Indiana TZEINA and The Temple of Corinth

Ancient Corinth.  Just another archaeological site?  Well according to my language professor Apostolos, “Corinth?  Eh there is nothing to see really.  Just some columns and ruins.  There is not much else to do there.  No nice town.  It’s okay.”

 Sounds worthwhile huh?  But I still went this past Friday with some other kids in my program-I’ll decide for myself if Corinth is “just ruins.”  The director of the Arcadia program here in Athens, Jan, is married to the director of excavations at Corinth.  So essentially, we would be getting a backstage tour of Corinth from her husband.  Sweet!
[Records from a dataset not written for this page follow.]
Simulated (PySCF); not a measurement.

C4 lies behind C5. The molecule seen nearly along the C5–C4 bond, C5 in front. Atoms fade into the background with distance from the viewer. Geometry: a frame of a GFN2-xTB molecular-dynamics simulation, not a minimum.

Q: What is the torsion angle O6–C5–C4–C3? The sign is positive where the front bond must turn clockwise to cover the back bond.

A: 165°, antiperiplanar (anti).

 And man did we get a behind-the-scenes look at Corinth, or rather a behind-the ropes look.  “Ok just step over these ropes guys,” Jan’s husband, Guy, told us.  Step over the ropes?  Go into the closed off area of the ruins?  Wasn’t that breaking the rules? 

 Guy is British and he often used the words “brilliant” and “rubbish” in his explanations, which only further held my attention.  Not to say that he was boring at all.  He took us behind ropes, over “closed” areas, and even encouraged us to touch everything.  It was pretty much as close to being Indiana Jones as I’ll ever get-especially in this economy. We walked all over the site, even crossing some “bridges”-or pieces of plywood that looked as ancient as the ruins underneath them.  At the end Guy brought us to an area where pottery and other artifacts where being reconstructed by the archaeologists.  Thousands of pieces of pottery covered tables set up outside overlooking the entire site. 

 “Go on, pick up anything you want.  Touch it,” Guy said.

 What?  I couldn’t even believe that he brought us that close to the artifacts in the first place (I felt like just breathing near them was damaging them somehow).  Now he is encouraging us to pick them up?  One of the excavators was reconstructing a vase as Guy was speaking.  He had all of these little important looking tools near him, but the one that he was using at that moment was a toothbrush-Colgate brand to be specific.  As I watched him, he seemed to favor the toothbrush over all of the other fancy little brushes.  Talk about tartar control.  If that toothbrush can get ancient earth off pottery, it must be able to handle anything. 

 The most interesting thing that Guy said was about our potential futures in graduate research.  He is overseeing five graduate students at Corinth right now, all of whom are up for Ph.d s. 

 “You have to just throw away the books.  That is what I tell my students.”  

“I told them not to read anything that anyone else has written about Corinth.  But instead, just look at the material culture in front of you-make your own observations-and write about them.”

“As a result four of my past students have disproven previously accepted research about Corinth and five more are on their way.”

“One of them dated pottery in a new way that has made a very famous book about Corinthian pottery completely irrelevant-seeing as it is 100 years off.  This is a huge deal because it has repercussions for the rest of history.”

“This is what you guys must do.  Get rid of the texts written by old farts and draw your own conclusions.  There is nothing more satisfying or empowering than disproving some old scholar’s life work.  It is so gratifying.”

 I loved that idea, just loved it.  It makes me want to change the way we study history.  And as an education major concentrating in social studies, I found his lesson especially relevant. 

 After the site, Melissa (one of my roomies) and I got coffee in the little village nearby.  After we ordered the waiter told us that we spoke excellent Greek.  Well hot damn!  That’s a first.  It felt great to be complemented on something that I have been working soooooo much on.  Just the pronunciation alone is difficult.  And after being corrected so many times over and laughed at by Greeks-I would say on a daily basis- when I speak Greek, I only appreciated the complement more.  But no need to worry about my ego getting too big- a bouncer corrected me on my Greek last night (since when do they even talk?).

 So I guess, for me at least, Corinth was a little bit more than “just ruins.”  In fact, it was full of modern ideas, all of which were uttered by Guy.  And I got a little bit more out of the trip than pictures and facts.  I got an epiphany about history and a complement on my Greek! –It’s all Greek to me.